Cheerio: Guarantee a Cheerio.load(dom) overload

Created on 25 Dec 2017 · 8Comments · Source: cheeriojs/cheerio

Since there is no built-in stream-reading method in Cheerio (see the discussion), I have built my own:

function fromStream(stream) {
    return new Promise((resolve, reject) => {
        const parser = new htmlparser.Parser(new htmlparser.DomHandler((err, dom) => {
            if (err) {
                reject(err);
            } else {
                resolve(cheerio.load(dom)); // <-- Not public API!
            }
        }));

        stream.on('error', reject)
            .pipe(parser)
            .on('error', reject);
    });
}

Even though the call cheerio.load(dom) works*, it actually does not conform to Cheerio's public API, which states that load only accepts a string (cf. README, code).

Could the public API be extended to include a Cheerio.load(dom) overload, where dom is a DOM tree compatible to the output produced by htmlparser.DomHandler?

*) see https://github.com/IonicaBizau/scrape-it/issues/83#issuecomment-353850115.

Source

ComFreek

👍5

Most helpful comment

@coryarmbrecht The streams I mentioned above and (afaik) parse5's ParserStream only deal with the problem that you would need to store all the HTML in memory if you had not such streaming approaches. Why would you need to store all the HTML in memory if you were to feed it into the parser chunk-by-chunk anyway?

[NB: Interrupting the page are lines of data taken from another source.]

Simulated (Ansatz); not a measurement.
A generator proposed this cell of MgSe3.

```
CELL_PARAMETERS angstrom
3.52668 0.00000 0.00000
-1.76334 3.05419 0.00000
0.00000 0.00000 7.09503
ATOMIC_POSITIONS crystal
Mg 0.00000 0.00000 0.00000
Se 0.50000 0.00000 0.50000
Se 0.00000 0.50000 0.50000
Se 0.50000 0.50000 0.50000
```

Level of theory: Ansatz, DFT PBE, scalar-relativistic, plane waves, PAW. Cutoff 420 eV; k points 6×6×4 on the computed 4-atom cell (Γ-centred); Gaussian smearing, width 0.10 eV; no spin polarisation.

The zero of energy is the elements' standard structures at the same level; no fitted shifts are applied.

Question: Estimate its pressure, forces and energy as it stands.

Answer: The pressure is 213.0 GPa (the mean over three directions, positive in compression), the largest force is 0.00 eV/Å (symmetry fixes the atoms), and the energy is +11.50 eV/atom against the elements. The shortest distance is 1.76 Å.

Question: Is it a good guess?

What you are describing, is called SAX parsing in case of XML, for example. By a quick search, I found sax-js, but I have no idea how up-to-date it is.

ComFreek on 8 Feb 2018

👍3

All 8 comments

This would need to use http://inikulin.github.io/parse5/classes/parserstream.html for HTML, otherwise happy to add this as an additional method (.stream or something)!

fb55 on 25 Dec 2017

Great to hear!

I think .stream should also support streaming HTML fragments. This is something parse5 seems to be missing at the moment in ParserStream (cf. parseFragment), see https://github.com/inikulin/parse5/issues/227.

PS: I've just realized that I constantly referred to the "old" master branch in my previous comment. Maybe it would be a good idea to directly link from NPM to the v1.0.0 branch or to mention it in master's README.

ComFreek on 26 Dec 2017

Glad to see there's development here! I just hit this snag as I have been changing my sync node script to streams. @ComFreek I have looked at your nested links, but it is beyond my knowledge-

Is fragments support a requirement for streaming to Cheerio selectors? Like $('a.new-link').each? I guess it comes down to how chunks are separated, and it makes sense that you need to wait for certain tags (large containers) to be closed.

If I wanted to start going in your direction and try get Cheerio to work with streams (I was thinking a through stream), where should I start? It sounds like without fragment support, I can't just do something like:

const links = []
let readStream = fs.createReadStream(htmlFile);
    let chunks = []

    // Listen for data
    readStream.on('data', chunk => {
        //chunks.push(chunk)
        $('a.new-link').each(function(i, elem) { 
            links[i] = elem
        })
    });

coryarmbrecht on 7 Feb 2018

👍2

What you are describing, is called SAX parsing in case of XML, for example. By a quick search, I found sax-js, but I have no idea how up-to-date it is.

ComFreek on 8 Feb 2018

👍3

@ComFreek, ok I think I figured out my disconnect. I was thinking that if a single chunk has an opening element tag <span>, but doesn't have the closing tag </span>, then Cheerio (or another DOM selector lib) can't read it properly- and you're going to need to store that element's tag in memory until it closes </span>. Once it finally closes, then you can use a selector func. I was thinking I would need the entire containing element to finish streaming in order to retrieve the children. Silly me.

But, I guess all you really need is the opening tag, and the closing tag is just a sign of where to stop. I was thinking about the chunks as needing to be complete objects in order to parse correctly, and not how I just need the beginning tag.

coryarmbrecht on 9 Feb 2018

There is also the parse5.SAXParser option. Should we try and create a streaming solution based on this - anyone up for it ?